Autumn, The Fall. Maxi-Single Review.

Liverpool Sound and Vision Rating * * * *

You don’t have to look to far to see how the season invoke the passions of the poet and would be lovers in equal force.

Spring brings that tantalising prospect of hope, the return of order from out the darkness that the Romans largely clumped together and then prayed to their gods that the first flowers would return, summer is the full flush of lust and heat, provoking the poet to seek out wooded glades and spy on the green leaves dancing in anticipation, winter is the time when huddled together before a fire and the thrust of conversation takes place and leaves autumn, with trees that shed their inhibitions and the cinematic landscapes that catch the eye.

It is to the poet and the lover which makes the year worthwhile, the moment in nature between life and death, between memory and loss. It is the uncertainty of The Fall that brings forth realisation that all things must eventually end and then, like a phoenix in flames, become reborn.

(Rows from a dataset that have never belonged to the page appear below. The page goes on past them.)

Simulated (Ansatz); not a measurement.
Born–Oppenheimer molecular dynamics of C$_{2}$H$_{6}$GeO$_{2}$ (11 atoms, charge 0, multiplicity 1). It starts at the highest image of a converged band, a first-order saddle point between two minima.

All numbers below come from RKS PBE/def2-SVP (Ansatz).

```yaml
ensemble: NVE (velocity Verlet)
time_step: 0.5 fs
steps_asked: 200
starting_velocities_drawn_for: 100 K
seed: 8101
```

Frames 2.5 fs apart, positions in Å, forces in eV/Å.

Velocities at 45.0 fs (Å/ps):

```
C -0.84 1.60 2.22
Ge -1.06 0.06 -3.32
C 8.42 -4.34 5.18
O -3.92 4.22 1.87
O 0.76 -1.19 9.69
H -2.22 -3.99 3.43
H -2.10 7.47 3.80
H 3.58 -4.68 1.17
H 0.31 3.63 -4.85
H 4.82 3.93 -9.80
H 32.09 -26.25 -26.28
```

The three track maxi single by Minneapolis’ Autumn should not only be seen as a return from the 1990s heyday of the band but as a fresh beginning, a revolution with no bloodshed, a celebration of holding firm that memory of when you were younger and full of spirit and like spring, finding  a way to capture that youthful outlook but with full bodied experience completely.

For Julie Plante, Jeff Leyda and Neil McKay, the melody the tracks, The Fall, its remix and the glory of The Morning After are special, they seek out what is best in the season and whilst we require no evidence of autumn, they supply it with a deep earthy resonance and shades of haunting passion finely woven through the songs as if being stalked by Grendel himself, the fear and the exhilaration pounding in the atmospheric forest as it spies upon the last days of King Hrothgar.

Autumn is the moment of transition, the moment between the full lust of the quickening pulse and the comfort of routine as the year slowly turns to inward reflection and the kicking of leaves that have fallen like soldiers from the battlements; shot by the last arrows of a sun we hope to return.

The Fall has returned, the time is right for the seasons to claim back what was once theirs.